2 Unless otherwise indicated, section references are to the Internal Revenue Code in effect on the date of decedent's death. Rule references are to this Court's Rules of Practice and Procedure.
Valuation is an inexact process, Buffalo Tool & Die Manufacturing Co. v. Commissioner [Dec. 36,977], 74 T.C. 441, 452 (1980), and we may accept or reject in full or in part experts' opinions proffered by the parties. Helvering v. National Grocery Co. [38-2 USTC ╤ 9312], 304 U.S. 282, 294-295 (1938); Seagate Tech., Inc., & Consol. Subs. v. Commissioner [Dec. 49,657], 102 T.C. 149, 186 (1994). Petitioner bears the burden of proving that respondent's determination is in error. Rule 142(a); Welch v. Helvering [3 USTC ╤ 1164], 290 U.S. 111 (1933); Estate of Gilford v. Commissioner [Dec. 43,622], 88 T.C. 38, 51 (1987).

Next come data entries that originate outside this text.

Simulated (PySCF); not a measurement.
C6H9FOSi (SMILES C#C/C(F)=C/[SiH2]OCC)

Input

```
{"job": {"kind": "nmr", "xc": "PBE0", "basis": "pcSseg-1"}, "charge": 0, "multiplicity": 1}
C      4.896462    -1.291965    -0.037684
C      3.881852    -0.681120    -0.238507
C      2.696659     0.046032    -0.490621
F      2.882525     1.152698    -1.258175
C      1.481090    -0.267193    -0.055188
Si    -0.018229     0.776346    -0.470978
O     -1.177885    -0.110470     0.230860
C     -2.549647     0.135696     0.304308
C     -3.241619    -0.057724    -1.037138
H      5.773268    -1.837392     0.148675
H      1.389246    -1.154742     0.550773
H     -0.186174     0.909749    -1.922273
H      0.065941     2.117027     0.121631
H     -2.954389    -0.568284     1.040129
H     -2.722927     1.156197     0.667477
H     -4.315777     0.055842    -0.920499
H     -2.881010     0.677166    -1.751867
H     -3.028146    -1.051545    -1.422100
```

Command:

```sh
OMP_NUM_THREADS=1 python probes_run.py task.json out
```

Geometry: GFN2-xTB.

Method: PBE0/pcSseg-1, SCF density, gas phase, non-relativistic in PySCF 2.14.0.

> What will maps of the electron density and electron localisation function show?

Petitioner's expert compares the Liquidating Trust to situations where partners or shareholders have a fractional interest in an entity which, in turn, holds real estate. He then postulates that the value of the fractional interest is derived from the value of the underlying assets and/or potential earnings. Finally, he explains that "Less-than-controlling equity interests in real property * * * may not be worth a pro rata portion of a 100 percent (controlling) interest in the underlying net asset value." Petitioner's expert further explained that discounts are used to reflect a lack of control and/or marketability. A lack of control is the inability to change corporate or business attributes (dividends, capital, etc.). A lack of marketability is a reduced liquidity because of no ready market for part of a closely held entity. The expert then concluded that decedent's interest in the property, because it was held in the Liquidating Trust, had the same attributes as an interest in a corporation or partnership and should be subject to the same discounts. Following that conclusion and valuing the Liquidating Trust interest as though it were a commercial or investment activity, petitioner's expert reached a 30-percent discount for lack of control and a 30-percent discount for lack of marketability. After considering the sequential effect of the two discounts at about 51 percent, petitioner's expert opined that 50 percent was the appropriate combined discount for the lack of marketability and control.
Respondent's expert considered language contained in the Liquidating Trust that limited its purpose to the efficient liquidation of the trust property and the general prohibition from engaging in a trade or business. Although respondent's expert generally agreed with petitioner's expert's methodology, respondent's expert deemed petitioner's approach irrelevant, because the purpose of the trust was to liquidate assets and it was not a "going concern". Instead, respondent's expert opined that a willing buyer would be concerned with the question of liquidity because of the time required to liquidate Residence. Accordingly, respondent's expert concluded that the agreed fair market value should simply be adjusted or discounted for the time value of money (i.e., the delay in realizing the liquidation value of the assets).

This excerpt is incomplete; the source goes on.